Just so I understand, then, the "conversion" you speak of was to take the current x86asm Spin/PASM compiler and convert it to C or C++ so that it would be natively compatible with the GCC toolchain? And what you're suggesting now, until that work is complete, is a viable workaround, correct? Is there any plan to include a linking loader that can bring together compiled object modules from disparate sources and produce a single executable binary? Or would each module's code have to end up in its own cog, as your "workaround" description suggests. IOW, will there be any universal hooks to allow a C program to call a Spin method and vice-versa? Or would such a coupling be considered a crime against nature?
Phil,
Yes, the conversion I am talking about is the x86 spin/pasm compiler conversion into C++. The code could be linked directly into the toolchain as needed.
I imagined it being something that would compile the spin file and include it in the binary along with the C/C++ code. The main problem to resolve is how to handle the spin bytecode. Do we convert it to some C LMM code, or launch it in a separate cog? I'd be inclined to convert it, but that is another significant piece of work (that may or may not be already partially done in a usable form). It would be nice to "expose" spin functions as if they were extern C functions and the "global vars" as globals in the C/C++ side too. Some thinking needs to be done on the details, but my ideal situation is taking a spin file from obex as is and "linking" it in with the C/C++ code and being able to call the spin functions and access the vars directly.
Including SPIN byte-codes in a VM or translation to SPIN LMM both seem to be attractive solutions to SPIN integration issues. I'm sure Ross would have an opinion on all this.

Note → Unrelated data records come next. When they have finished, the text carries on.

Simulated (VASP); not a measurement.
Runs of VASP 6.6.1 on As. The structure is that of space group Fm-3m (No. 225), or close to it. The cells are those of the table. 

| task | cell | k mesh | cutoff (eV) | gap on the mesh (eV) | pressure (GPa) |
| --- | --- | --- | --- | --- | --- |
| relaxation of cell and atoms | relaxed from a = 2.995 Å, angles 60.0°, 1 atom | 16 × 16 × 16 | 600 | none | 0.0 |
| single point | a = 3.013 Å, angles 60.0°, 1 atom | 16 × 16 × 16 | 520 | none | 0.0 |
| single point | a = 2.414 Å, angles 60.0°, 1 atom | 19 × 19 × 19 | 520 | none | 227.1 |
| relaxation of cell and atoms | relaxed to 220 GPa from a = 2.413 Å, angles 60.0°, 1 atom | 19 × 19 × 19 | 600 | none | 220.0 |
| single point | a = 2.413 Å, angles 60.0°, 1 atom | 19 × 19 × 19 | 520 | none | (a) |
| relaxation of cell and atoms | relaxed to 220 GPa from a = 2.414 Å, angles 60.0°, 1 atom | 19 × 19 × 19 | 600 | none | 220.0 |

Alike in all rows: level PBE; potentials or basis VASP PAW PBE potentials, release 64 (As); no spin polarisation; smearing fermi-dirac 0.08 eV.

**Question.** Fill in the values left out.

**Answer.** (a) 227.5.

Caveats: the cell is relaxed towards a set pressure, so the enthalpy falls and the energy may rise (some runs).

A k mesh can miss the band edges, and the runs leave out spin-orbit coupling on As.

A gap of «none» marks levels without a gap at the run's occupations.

The first gives a faster path, the second gives easier same COG inter-operability (think P2 also) and better performance. It would not be too hard to create include files from the SPIN objects, but associating a C call with a SPIN method library might be more difficult for a modified SPIN byte-code VM.
It should be made clear that the current requirements do not include any C and SPIN bytecode machine inter-operability. The only thing we have planned for from SPIN is a PASM blob that can be started with cognew like is widely done today.
If Parallax wants the feature for running SPIN programs with propgcc, that must be planned. It is not in any plan at the moment. We will most likely finish the current plan first.
I think Catalina has already solved this the best way possible. You are welcome to use that solution (especially as it is loosely based on your original spinc utility)
- COG usage, i.e. writing applications that load COG's with device drivers, etc. that are written in the new compiler, or possibly imported as binaries from other sources,or even using SPIN source.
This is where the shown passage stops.